Polls for several months have consistently demonstrated that Hillary Clinton would have difficulty in a general election, while Bernie Sanders would do much better. Head to head polling frequently showed Clinton losing to all candidates except Donald Trump, and now that Trump has probably clinched the GOP nomination, even that race has become a virtual tie. I have seen several Clinton supporters brag about polls showing that Clinton has a chance to flip Georgia. What they ignore is that this is not due to any great degree of support for Clinton. It is due to demographic changes in Georgia, and Bernie Sanders has an even better chance of carrying the state. From AJC polling (emphasis mine):
Democrat Hillary Clinton and Republican Donald Trump are locked in a statistical tie in Georgia, according to an Atlanta Journal-Constitution poll that laid bare the deep divide over the presidential race.
Trump’s 4-point lead over Clinton — he’s at 45 percent — is within the poll’s margin of error, meaning neither can confidently claim a state that’s voted for the GOP nominee since 1996. Sprinkled throughout are reminders of the challenges both face in capturing Georgia: dim voter enthusiasm, high unfavorability ratings and deep skepticism from voters.
Perhaps the most telling sign of all: Vermont U.S. Sen. Bernie Sanders polled higher than both in one-on-one matchups, winning a potential contest with Trump 47 percent to 42 percent. Although Clinton seems poised to win her party’s nomination, the AJC poll is among a string of surveys bolstering Sanders’ case that he poses the bigger threat to Trump.

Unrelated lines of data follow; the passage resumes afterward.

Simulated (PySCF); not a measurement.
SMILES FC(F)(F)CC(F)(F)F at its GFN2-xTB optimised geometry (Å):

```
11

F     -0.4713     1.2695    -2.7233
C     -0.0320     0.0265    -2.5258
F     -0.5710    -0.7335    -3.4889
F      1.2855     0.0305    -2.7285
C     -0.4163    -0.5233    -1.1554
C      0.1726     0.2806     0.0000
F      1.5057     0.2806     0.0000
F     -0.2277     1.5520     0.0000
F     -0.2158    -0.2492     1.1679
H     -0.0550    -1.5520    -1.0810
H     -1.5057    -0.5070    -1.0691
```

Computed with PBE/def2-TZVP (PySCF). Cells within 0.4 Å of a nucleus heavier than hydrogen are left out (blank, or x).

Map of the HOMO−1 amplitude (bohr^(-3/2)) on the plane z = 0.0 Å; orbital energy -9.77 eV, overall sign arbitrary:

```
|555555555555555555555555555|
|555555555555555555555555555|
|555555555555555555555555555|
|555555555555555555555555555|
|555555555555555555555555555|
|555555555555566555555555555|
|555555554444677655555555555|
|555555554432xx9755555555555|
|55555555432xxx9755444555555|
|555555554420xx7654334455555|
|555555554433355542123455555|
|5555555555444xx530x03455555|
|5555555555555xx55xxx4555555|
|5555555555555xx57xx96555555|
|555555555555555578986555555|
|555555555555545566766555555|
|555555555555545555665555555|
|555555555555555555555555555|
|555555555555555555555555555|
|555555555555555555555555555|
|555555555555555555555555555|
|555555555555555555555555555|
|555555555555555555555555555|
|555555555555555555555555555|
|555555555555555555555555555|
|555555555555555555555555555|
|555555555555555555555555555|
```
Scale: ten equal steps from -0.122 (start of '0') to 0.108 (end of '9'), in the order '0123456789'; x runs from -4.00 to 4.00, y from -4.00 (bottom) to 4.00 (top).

Sanders does better than Clinton both nationally and in the battleground states, along with showing a much better chance of expanding the playing field.It would place the Republican nominee at a disadvantage if Trump had to fight just to hold onto Georgia. In contrast, Clinton is vulnerable in several states which have voted Democratic in recent years.
As David Niose, legal director of the American Humanist Association, wrote at Salon, This is one weak nominee: Hillary Clinton’s problem isn’t Bernie Sanders. It’s Hillary Clinton.
No matter what you think about Hillary Clinton as the presidential primaries wind down, there is one undeniable fact that lingers in the background. Despite having had enormous advantages from the start of the campaign—no serious competition from within the party, solid support from national party leaders, a massive war chest and a nationwide grassroots network built over the course of decades in national politics—Clinton has struggled to put away a 74-year-old Jewish socialist who has had almost no establishment support.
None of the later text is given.